Multiplayer is often synonymous with the Call of Duty series and it seems only natural that my first experience was with Black Ops 3. I had been watching my friend play for the better part of an hour and though the game was still quite new at the time, he was kind enough to let me have a go of it. I'd never really understood shooter games before then, but it became remarkably cathartic to finally achieve a headshot (I was also terrible at them) and to watch five enemies go flying after a well thrown grenade. The multiplayer aspect would have been cool if my friend's team had slowed down enough to help me understand what they wanted out of me. I now know that it was probably a rather frustrating moment to suddenly have their teammate switched out for a total n00b. No, there were no sexist or horrible comments just because I was a girl – rather they simply expected me to learn faster than I could without having played the single player campaign. It put me off of multiplayer for a long time.
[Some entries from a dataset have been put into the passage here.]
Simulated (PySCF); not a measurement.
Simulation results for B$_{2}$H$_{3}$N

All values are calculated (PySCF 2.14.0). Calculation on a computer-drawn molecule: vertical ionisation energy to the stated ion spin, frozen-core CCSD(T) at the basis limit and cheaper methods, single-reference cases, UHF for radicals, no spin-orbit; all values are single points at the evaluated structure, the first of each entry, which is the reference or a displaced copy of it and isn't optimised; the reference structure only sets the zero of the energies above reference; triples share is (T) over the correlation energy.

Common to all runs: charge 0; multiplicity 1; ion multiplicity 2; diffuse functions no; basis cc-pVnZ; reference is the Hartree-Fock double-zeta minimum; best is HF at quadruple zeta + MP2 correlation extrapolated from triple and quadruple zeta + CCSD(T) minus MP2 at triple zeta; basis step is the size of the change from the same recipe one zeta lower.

Until very recently. First, the Overwatch demo. I died about five times in as many seconds, but once I got the hang of it, it felt so good to work together with a team to achieve the end goal. And then to receive play of the game! It was like winning the lottery. The demo ended too soon, of course, and I'm way too poor to afford the game. Second, along came The Trail. This is an adorable mobile game by Kongregate Simulation that takes the player on journey to Eden Falls. On the way there, you collect objects to craft and trade. The trick is to both survive and make enough money for the ferries. Once at Eden Falls, you essentially build your own settlement. I haven't gotten that far yet, so I'm not sure what it looks like, but the game advertises it as this paradise of upper level luxury.
You can only interact with other players during trade (you literally sell each other the stuff you crafted or collected) or in set speech options. These include, taunt, hello, thank you, sorry, and well done. They do force the players to be nice regardless, but it was still pretty cool. Reaching the next camp was always major achievement for me once I got to the upper levels, I often ran out of stamina. And when this happens, you lose everything in your pack and pray that no one steals all your stuff. The first few times this happened, I could watch other players go by and some would say hello, or another said “nearly there!” to cheer me on. The sense camaraderie was very sweet and in great contrast from what I remembered in Black Ops 3.
My happy experiences in The Trail and Overwatch convinced me that maybe, just maybe, multiplayer isn't as bad as I thought it was. Granted, sometimes it takes more skill than I currently have, but I finally feel like I wouldn't mind working towards that goal just to feel that sense of camaraderie and teamwork again. My next mission is practicing like hell in Overwatch and advancing to either Call of Duty or GTA 5. Who knew such a tiny indie mobile game could turn multiplayer around for me.